Proceeding, he points out that where you have only metallic money it might happen that the production of gold fails to keep pace with the growth of population, in which case you have a rise in the value of gold accompanied by a fall in prices. This danger might be obviated by a careful issue of notes in accordance with the demands of society. In short, Ricardo is so little disposed to abandon the system of paper money and to return to the previous system of metallic money that, on the contrary, he would prefer to abolish the metallic system altogether, taking good care that paper money did not become superabundant.
So convinced was he of the superiority of paper money that he had no desire to see the Bank resume cash payment. The result of the resumption would be a demand on the part of the public for a conversion of their paper money, “and thus, to indulge a mere caprice, a most expensive medium would be substituted for one of little value.”
But if the notes are not convertible into cash, what is there to guarantee their value or to regulate their issue and prevent depreciation? This can be done merely by keeping a reserve of gold at the bank, not necessarily in the form of money, but in the form of ingots. The bank would not be allowed to issue any notes beyond the value of these ingots. This regulation would have the effect of keeping the value of the note at par, for bankers and money-dealers would immediately proceed to convert these notes into gold as soon as they showed any signs of depreciation. This would not mean, however, that the public at large would again return to the use of metallic money, for these ingots would be of little use for purposes of everyday life.
It is a curious system. One would hardly expect the great champion of Liberal political economy to outline a banking system which could only operate through a State bank. This was clearly his opinion, however. He declared himself utterly opposed to the free banking system, and doubted the ability of such a system to regulate the currency. “In that sense there can be no excess whilst the bank does not pay in specie, because the commerce of the country can easily employ and absorb any sum which the bank may send into circulation.”[362] This shows what little confidence a Liberal individualist like Ricardo had in the liberty of individuals and their ability to judge of the kind of money that is most serviceable.
Ricardo’s disciples are legion, and among them is every economist of standing of the earlier part of the nineteenth century. The best known among these are the three writers who immediately follow him in chronological order: James Mill, the father of John Stuart Mill (Elements of Political Economy, 1821), his friend McCulloch (Principles of Political Economy, 1825), and Nassau Senior (Political Economy, 1836).

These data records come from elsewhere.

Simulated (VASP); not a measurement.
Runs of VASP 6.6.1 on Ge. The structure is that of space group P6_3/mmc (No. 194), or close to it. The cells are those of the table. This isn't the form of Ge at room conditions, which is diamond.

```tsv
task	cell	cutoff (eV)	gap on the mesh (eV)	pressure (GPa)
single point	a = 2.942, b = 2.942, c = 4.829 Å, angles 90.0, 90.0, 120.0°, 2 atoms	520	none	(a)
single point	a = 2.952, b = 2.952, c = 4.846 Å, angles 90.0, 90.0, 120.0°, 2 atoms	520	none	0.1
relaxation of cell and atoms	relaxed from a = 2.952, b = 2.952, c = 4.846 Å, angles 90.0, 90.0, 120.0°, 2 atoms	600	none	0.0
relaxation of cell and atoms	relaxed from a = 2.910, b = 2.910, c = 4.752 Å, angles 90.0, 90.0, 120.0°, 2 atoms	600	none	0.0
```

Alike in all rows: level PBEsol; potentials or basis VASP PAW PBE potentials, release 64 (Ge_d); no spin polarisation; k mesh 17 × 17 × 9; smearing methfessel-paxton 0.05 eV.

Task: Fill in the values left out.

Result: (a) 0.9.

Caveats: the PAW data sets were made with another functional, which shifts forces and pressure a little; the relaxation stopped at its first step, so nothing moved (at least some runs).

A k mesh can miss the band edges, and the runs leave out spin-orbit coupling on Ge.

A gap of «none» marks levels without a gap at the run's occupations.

The two first-named writers contented themselves with a vigorous defence of the master’s views without contributing anything very new. We have already referred to the very different conclusions which James Mill draws from the theory of rent, and how he became an advocate of land nationalisation. McCulloch also was one of the earliest advocates of the right to strike.
Senior deserves a few pages to himself, for his work in systematising the Classical doctrines. We shall deal with him in our chapter on John Stuart Mill.